All I can see is this : money. Money money money.

Money money money money.

Before I say the word "money" again (moneymoney), I have to state my displeasure in search engines today. You know why? Because content is rarely the result of my searches. On a search for most words, your first few hits belong to commerce sites trying to sell you something.

The theory behind hypertext is that the old-fashioned organization form known as footnotes, end notes, or parenthetical references, are taken to a further degree. Rather than just listing the source of the relevant piece of information, let's create a direct link to that piece of information. Selecting that link would provide you with the entire document that was used as a source, and that source will have all the links to it's sources, and so on, thus providing everyone with the possibility of learn everything. The World Wide Web was designed with the idea that information would be universally available and connected an a relevant, organized manner.

We've all seen that this is not what has happenned. Actual information on the WWW is minimal and far-flung. Everything in between is a shopping site, where you can buy the information that you are looking for, an index which lists several other sites, which may or may not be linked to the relevant info that you're looking for, or your search has been manipulated by improperly designed META tags, which make a webpage look chocked full of that you're looking for, when in fact it is hardly relevant.

As I write these journal entries, I try hard to link the entry in a manner corresponding to the proper application of hypertext. I find pertinant words or phrases in what I've written, and link it to a place which rovides further information on the same subject. Or I go to the internet to look for a piece of information that I'm not sure on and need verification. Or, I refer directly to a webpage, and link to it rather than going into depth as to what it is: if you need more info, you click on the link. Suck tries to do the same thing, and thankfully most genuine online news sources tend to do the same. And, frankly, whenever you do find an official information source, it is linked this way, too. The people putting complete sentences into digital form for downloading and consumption are properly taking the hypertext philosophy to heart and are applying it in a valid manner.

Here is where greed comes into play. Amazon.com is the most literal evidence of this -- why provide the informaiton for free, when a buck can be made? The Gutenberg project can't hold a candle to Amazon's success -- it's easier to take something that someone else produced on their own time and slap a pricetag on it, rather than putting the work into making the creations accessible to anyone with the will to do so. Where the internet had the possibility to become an all-powerful storehouse of knowledge, it becomes a catalog of information that's available of you provide a credit card number, expiration date, and mailing address.

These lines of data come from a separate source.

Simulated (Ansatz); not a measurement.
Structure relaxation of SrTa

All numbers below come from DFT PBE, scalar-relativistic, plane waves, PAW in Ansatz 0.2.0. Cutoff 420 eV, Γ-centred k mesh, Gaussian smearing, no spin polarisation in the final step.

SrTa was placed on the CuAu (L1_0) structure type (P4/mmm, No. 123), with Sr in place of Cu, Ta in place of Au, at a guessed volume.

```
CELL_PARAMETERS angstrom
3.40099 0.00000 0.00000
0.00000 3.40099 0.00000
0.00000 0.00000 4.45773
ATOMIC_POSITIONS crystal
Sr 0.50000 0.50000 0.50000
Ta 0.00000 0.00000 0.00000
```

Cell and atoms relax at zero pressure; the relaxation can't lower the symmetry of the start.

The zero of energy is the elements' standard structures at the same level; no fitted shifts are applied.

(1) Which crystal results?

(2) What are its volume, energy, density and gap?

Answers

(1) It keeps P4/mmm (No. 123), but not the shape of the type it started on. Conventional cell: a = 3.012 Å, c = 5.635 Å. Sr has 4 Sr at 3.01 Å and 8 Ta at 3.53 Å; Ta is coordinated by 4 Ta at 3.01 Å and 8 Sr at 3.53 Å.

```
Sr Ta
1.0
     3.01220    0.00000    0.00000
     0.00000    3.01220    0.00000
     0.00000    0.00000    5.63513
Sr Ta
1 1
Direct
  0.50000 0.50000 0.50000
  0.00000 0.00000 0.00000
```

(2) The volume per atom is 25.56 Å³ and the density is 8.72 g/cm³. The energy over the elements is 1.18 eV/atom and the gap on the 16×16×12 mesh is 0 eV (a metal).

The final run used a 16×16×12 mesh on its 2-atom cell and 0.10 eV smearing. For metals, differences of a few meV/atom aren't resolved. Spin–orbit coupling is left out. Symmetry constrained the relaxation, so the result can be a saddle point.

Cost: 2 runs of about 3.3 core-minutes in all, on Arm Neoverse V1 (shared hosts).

And it's not just Amazon.com's catalog. Everyone that's invested in a computer has taken to putting something for sale on the internet. Of all the crazy things, some people put up for sale web space, which you buy in order to sell that webspace to someone else! In a world where you can buy empty space, and in turn sell that empty space to someone else, people have realized the obvious benefit of going online. It's so easy to not hire a salesperson when you can get the customer to fill out the invoice themselves via their web browser and enter it right into their sales computer system. Why print out catalogs and mail them to people that might buy something, when you can publish your catalong online, with infinite capability for reproduction without cost, customized for people that are already searching for your product? Profit margin is much larger when you cut your sales costs. It's not hard to find a free venue for selling your product. $13 a month for unlimited internet hours over a 56K modem gets you Usenet news, email access, enough free webspace to choke a horse, and plenty of other repositories for you to set up shop and wait for the orders to roll in.

So, rather than the WWW being a universally accessible library of information, it's become a library of catalogues. If the public library was full of nothing than sales aids, you'd be hard pressed to find enough information to fill an average high-school english paper. The time & money to compile genuine and valid information into a webpage is outweighed by the benefit of a flashy logo and an easy to use e-commerce shopping cart. Time & effort costs money in the corporate world, and putting the results of that money for free to everyone is not the most intelligent, corporate wise.

XML promises to make the moneymaking aspects of the internet easier, it won't make information finding any easier. No money is being made by putting information on the internet, at least not unless it's behind a username and password (for a monthly fee, of course). What I propose is to make the absence of XML the way to find information on the internet. The people making money will be the ones to adopt XML as soon as possible, thus making sure they extend their profitability into the future. What the search engines need to do is to recognize XML -- an eliminate XMLed pages from their indexes. This will leave behind only the pages which provide information, knowledge, and HTML-linked data leading to even more information sources. If XML is the way for moneymaking opportunities to make themselves stand out from the rest of the pack, hopefully it gives the rest of us the ability to know who to ignore.